Glenda Millard

Jul 11 2012 

Isabella’s Garden

by Glenda Millard illustrated by Rebecca Cool

The Book Chook has a new favourite picture book. Isabella’s Garden has pushed its way into my heart and mind with beautiful, poetic writing, and eye-popping illustrations. Written by Glenda Millard, illustrated by Rebecca Cool, and published by Walker Books Australia (2009), Isabella’s Garden is a stunning example of a cumulative story beautifully told by two master craftspeople.

It tells the story of the progress of seeds planted in dark deep soil in Isabella’s garden. Changes in the garden are lyrically described while the visual text shows children working and playing happily nearby. Millard is a poet who gifts us with words carefully chosen to evoke an emotional response:

These are the flowers that waltz with the wind that ruffles the buds, all velvety-skinned that swelled the shoots that sought the sun that kissed the clouds that cried the rain that soaked the seeds that slept in the soil all dark and deep, in Isabella’s garden.

Rebecca Cool’s artwork is magical. The Book Chook has a penchant for folk art, and Cool is a master of this style. Her use of colour and pattern makes her illustrations fascinating, and kids will enjoy exploring and re-exploring all the visual details. As I write this review, I am actually in Margaret River, Western Australia. Rebecca Cool lives nearby, and I was lucky enough to see more of her work in the Margaret River Gallery.

Cumulative stories like The House that Jack Built and There Was an Old Lady are great for beginning readers because their repeated text facilitates prediction. There IS repetition in Isabella’s Garden, but Glenda Millard also innovates as the seasons change, so youngsters will find the challenge of new and interesting vocabulary too. I am not familiar with Millard’s books, but will definitely be on the lookout for more by this talented Australian writer.
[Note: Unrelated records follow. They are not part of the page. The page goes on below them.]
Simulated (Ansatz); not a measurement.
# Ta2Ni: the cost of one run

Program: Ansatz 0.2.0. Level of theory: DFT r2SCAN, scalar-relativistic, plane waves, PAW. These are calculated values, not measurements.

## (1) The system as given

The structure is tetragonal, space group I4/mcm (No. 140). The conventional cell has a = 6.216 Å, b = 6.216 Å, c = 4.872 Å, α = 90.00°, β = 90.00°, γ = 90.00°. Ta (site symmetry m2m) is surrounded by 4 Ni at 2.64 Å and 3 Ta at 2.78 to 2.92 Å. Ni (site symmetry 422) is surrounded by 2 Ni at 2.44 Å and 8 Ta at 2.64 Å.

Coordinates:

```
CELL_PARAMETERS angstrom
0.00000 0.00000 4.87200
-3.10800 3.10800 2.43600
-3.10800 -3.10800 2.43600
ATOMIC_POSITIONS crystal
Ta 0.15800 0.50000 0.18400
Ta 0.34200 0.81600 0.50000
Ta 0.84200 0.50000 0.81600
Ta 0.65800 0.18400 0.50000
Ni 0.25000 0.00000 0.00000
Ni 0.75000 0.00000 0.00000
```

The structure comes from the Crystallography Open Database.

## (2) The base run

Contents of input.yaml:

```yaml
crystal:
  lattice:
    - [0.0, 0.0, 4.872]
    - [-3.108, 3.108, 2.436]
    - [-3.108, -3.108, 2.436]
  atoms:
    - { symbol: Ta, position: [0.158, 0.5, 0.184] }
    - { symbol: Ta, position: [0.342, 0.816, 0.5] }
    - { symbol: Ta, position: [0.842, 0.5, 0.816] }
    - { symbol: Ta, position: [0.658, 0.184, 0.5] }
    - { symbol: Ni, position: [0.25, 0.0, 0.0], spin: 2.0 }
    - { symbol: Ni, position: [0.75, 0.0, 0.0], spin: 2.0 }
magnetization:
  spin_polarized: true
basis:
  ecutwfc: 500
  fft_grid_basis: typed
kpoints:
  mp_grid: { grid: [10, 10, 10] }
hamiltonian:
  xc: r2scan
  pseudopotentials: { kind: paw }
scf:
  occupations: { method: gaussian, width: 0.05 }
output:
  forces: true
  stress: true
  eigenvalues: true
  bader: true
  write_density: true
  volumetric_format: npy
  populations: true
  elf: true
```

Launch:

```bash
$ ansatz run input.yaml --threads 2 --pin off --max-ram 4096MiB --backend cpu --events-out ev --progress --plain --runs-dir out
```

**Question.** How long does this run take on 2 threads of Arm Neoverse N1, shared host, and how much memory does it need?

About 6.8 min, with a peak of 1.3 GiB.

Isabella’s Garden would make a wonderful springboard to doing some gardening activities with your kids. Ask them to use the book to discover what seeds need to grow into plants. Can children notice any of the book’s details in their own garden? Kids might enjoy designing their own garden patch, choosing seeds, and then digging, planting and tending until their seeds germinate. If you don’t have a patch of soil available, consider a container garden, or an experiment on seed germination. Encouraging kids to be observant and responsive to changes in the garden is a useful skill to develop, and can lead to a lifelong interest in the outdoors.